Tuesday, July 23, 2013

(Im)partiality

Something I've been wondering about for a while is whether we have non-instrumental reasons to favour our "nearest and dearest", or whether an ideal (morally fitting) agent would instead be perfectly impartial.

For impartiality: I think there's a lot to like about impartiality: it's clearly very principled, idealistic, etc. (And if there's anything we ought to be idealistic about, our moral ideals are surely it!)  By striving to adopt "the point of view of the universe", we transcend our limited individual perspectives.  There's something appealing about the way that this promises to resolve conflicts, insofar as it mandates that all moral agents share the same goals (i.e., maximizing net value).  And of course it's theoretically simple -- e.g., no tricky questions about precisely how much extra weight we can give to so-and-so.  Impartiality would thus seem to yield a maximally coherent and unified desire set.



Those are some nice formal features.  Impartiality can also be substantively appealing, insofar as there's something clearly right about the idea that other people matter just as much as we do (and that the morally fitting agent is oriented towards what objectively matters).  Indeed, "equal concern" and other considerations I previously gave in favour of consequentialism are more specifically reasons to favour impartial consequentialism.

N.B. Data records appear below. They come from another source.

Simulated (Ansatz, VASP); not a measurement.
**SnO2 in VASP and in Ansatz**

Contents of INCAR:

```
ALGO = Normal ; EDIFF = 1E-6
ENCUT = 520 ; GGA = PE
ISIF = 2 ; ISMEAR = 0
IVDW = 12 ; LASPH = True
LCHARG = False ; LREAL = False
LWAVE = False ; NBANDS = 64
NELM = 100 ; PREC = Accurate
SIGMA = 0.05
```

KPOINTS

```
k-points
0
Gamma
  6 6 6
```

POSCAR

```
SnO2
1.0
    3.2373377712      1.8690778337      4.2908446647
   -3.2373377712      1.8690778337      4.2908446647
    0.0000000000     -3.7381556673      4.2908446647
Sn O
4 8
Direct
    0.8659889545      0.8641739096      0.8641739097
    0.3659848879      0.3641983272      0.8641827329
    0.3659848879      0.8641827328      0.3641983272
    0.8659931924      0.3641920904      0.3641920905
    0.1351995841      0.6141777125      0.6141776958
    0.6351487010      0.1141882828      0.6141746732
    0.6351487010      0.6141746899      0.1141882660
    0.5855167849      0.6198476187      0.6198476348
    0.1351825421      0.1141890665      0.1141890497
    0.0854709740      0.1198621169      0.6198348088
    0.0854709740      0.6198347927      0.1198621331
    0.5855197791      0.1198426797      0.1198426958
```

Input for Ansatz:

Dubious objections to impartiality: One might imagine an impartial agent as cold and emotionless, which doesn't sound very appealing.  But of course, rather than subtracting away the special concern that we have for our loved ones, the utilitarian "moral saint" would be one who extends their deepest concern to everyone (i.e., caring as deeply about strangers as most people care about themselves and their loved ones). Think Jesus, not Spock.  Insofar as we fall short of this ideal, it is because we care too little about strangers, not because we care too much about our friends and family.

More reasonably, one might worry that it's humanly impossible to muster such universal love.  That seems plausible, but it's not clear why being out of our reach would make the utilitarian ideal any less of an ideal.  Such a creature would be morally better than we can ever hope to be -- so what?  If one is worried about "ought implies can", then one will not say that we "ought" to exemplify this ideal; perhaps we ought just to do the best that we can.  That's fine.  It doesn't mean that we're morally better for being inevitably partial in this way.  And it doesn't cast doubt on the idea that we should choose to promote the impartial good when we're able to do so.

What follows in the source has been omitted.